Tolerating full cloud outages with Monzo Stand-in

We’ve just published some information on our backup system (Monzo Stand-In) that some of you noticed that we used last year.

There might be some things I can’t go into lots of detail on, but feel free to ask any questions.

21 Likes

I prefer the stand-in interface to actual Monzo :slight_smile:

7 Likes

Very cool Daniel, that’s a great overview of your rationale and system!

1 Like

Nice to see Excalidraw being used!

Very nice read if I do say so.

3 Likes

Really interesting read!
Hope we get more blog posts like this

How does this work for an AWS outage? Wouldn’t the primary system be entirely unavailable?

The next section covers that:

This works for most incidents but for payments processing it doesn’t work well if our Primary Platform is completely down. In this case we’re able to connect the Stand-in Platform directly to payments networks via our Data Centres. This is a bit more of a heavy-handed option for us, as we have much less control over which customers or how much of the traffic is directed to the Stand-in Platform, but we wouldn’t be resilient without the option.

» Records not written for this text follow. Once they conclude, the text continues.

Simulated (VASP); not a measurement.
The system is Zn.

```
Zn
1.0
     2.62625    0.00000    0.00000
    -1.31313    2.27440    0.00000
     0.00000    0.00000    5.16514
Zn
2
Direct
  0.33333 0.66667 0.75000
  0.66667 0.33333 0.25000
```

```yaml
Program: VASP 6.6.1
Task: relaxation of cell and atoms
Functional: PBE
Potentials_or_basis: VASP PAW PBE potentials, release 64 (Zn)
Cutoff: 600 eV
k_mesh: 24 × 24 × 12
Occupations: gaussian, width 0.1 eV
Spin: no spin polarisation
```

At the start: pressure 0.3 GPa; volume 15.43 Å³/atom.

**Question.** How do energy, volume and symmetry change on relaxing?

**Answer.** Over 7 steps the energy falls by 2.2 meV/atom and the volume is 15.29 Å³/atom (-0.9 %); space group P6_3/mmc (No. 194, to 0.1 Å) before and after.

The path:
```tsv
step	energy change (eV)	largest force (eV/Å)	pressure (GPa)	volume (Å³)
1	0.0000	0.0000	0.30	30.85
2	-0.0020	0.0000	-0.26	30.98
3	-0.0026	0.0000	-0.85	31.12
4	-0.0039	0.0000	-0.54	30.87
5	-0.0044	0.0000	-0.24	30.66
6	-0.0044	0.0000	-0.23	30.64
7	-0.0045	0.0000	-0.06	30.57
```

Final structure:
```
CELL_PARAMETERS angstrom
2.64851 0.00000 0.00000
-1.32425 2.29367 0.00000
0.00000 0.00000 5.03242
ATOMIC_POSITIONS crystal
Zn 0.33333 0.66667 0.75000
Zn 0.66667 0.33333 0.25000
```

Basically stand-in payment processing has two modes of operation:

  • Indirect mode
  • Direct mode

Direct mode is required if AWS is fully down but that is likely to be a very small fraction of incidents. Where AWS is up (majority of incidents) indirect mode is preferable because:

  • It can be enabled more quickly (15s)
  • It can be controlled in a granular way – we can slowly transition load between the platforms, rather than one big lever
4 Likes

Ha, helps if I don’t speed read over sections! Thanks for the reply!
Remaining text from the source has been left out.